Now, he’s at it again. In an interview with the Times, Neville has been talking about politics:

‘I’d love half an hour across from Boris Johnson at the despatch box. I’d be angry with myself if I didn’t tear him to shreds just on basic principles of behaviour.’

Neville talks about himself in the third person throughout the interview — never a good sign. He is equally dismissive of Labour’s leader Keir Starmer. Instead, Neville suggests, we should look to football for inspiration of how to do leadership properly. Because we all know what great role models footballers are.

Once again he talks up Southgate, a man who, he says, ‘is a great leader with England. He’s harnessed a group of individuals from different backgrounds, different parts of the country and different parts of the world in terms of their heritage and yet they are one’.

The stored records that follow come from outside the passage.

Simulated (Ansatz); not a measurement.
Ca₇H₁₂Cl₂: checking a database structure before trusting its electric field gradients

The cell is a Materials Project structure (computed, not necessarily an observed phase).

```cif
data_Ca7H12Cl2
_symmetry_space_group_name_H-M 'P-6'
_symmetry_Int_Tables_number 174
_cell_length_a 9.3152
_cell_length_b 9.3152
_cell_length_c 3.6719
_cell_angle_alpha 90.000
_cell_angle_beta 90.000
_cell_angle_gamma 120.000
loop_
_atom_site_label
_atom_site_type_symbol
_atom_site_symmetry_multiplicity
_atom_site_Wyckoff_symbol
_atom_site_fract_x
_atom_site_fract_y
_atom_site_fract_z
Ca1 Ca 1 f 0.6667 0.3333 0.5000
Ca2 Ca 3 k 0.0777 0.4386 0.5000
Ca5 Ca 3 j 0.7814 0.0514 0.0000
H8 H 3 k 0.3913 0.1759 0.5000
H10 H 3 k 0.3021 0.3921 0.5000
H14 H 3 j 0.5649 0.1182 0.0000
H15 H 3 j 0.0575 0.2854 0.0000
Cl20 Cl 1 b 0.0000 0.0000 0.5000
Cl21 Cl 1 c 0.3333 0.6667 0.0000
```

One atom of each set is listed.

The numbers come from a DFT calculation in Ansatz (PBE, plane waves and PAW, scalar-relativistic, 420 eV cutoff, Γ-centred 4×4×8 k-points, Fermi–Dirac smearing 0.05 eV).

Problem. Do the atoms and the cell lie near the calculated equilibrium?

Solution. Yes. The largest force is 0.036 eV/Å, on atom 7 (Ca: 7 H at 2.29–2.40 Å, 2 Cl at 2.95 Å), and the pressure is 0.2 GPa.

He’s right, of course, when it comes to football. But is he naive enough to think that managing a football team is really the same as running the country?

Southgate’s most unpopular decision at the Euros was not bringing Jack Grealish on sooner in the final against Italy. Boris, love him or loathe him, has slightly more onerous demands in his inbox, such as the current fuel shortage.

Neville also puts forward another football manager who he suggests politicians should seek to emulate: Alex Ferguson. Really? Ferguson is unrivalled as a football manager, but he ruled his squad in an authoritarian style, as David Beckham, who got hit by a football boot ‘Fergie’ kicked at him in the Manchester United dressing room, can attest. In his autobiography, Ferguson says:

‘I used to say, 'The moment the manager loses his authority, you don't have a club. The players will be running it, and then you're in trouble.’’

No doubt it's a good way to run a football club, but is Ferguson – a man who sulked for seven years about a BBC documentary that no one watched – really a political inspiration?

Neville presents himself as a man of the people, and in many ways he is. Yet his take on why people voted for Brexit reveals a distinctively metropolitan snobbery:

‘But I know why so many working-class people up and down the country voted for him because he talked to them around issues relating to Brexit, immigration and ‘getting our country back’.’

Boil that point down and it amounts to regarding people as too silly to make up their own minds; too easily hoodwinked by a smooth-talking posh boy like Boris Johnson. But the interesting point about Boris Johnson is that he seems to appeal to working class people despite his glaring upper-middle-classness.

What does Neville believe? 

‘My politics is driven by what I saw in the changing room, tolerating different people’, he says, citing the multiculturalism the Manchester United squad as his vision for Britain. ‘We are different cultures, different religions, different skin colours but we all were one. We fought as one. We weren’t divided.’

It probably also helped that all of those players were earning the sort of money the rest of us could only dream of.

Neville brazenly admits to being a ‘champagne socialist’:

'People quite often call me (one) and I say, ‘Yeah, you’re right, I am.’ People should be entitled to drink champagne if they want it.'

He doesn’t appear to see the contradiction of calling oneself a socialist while sending his children to private school. Neville adds: 

‘I also believe people should have to work their absolute backside off every single day and give their all’.

But what about those who don’t work their backsides off?

‘Let’s get standard class up to first class, let’s get minimum wage up to a good national living wage,’ he says.

Is that really socialism? It sounds if anything more like a version of one-nation conservatism. Perhaps he has more in common with Boris Johnson than he realises.

Asked about his political aspirations, Neville is dismissive: 

‘I don’t think I’d even get voted in my own borough let alone by the Labour party to be leader’. 

That is one point Neville makes which is hard to disagree with. But you can’t help feeling he fancies his chances in politics more than he makes out.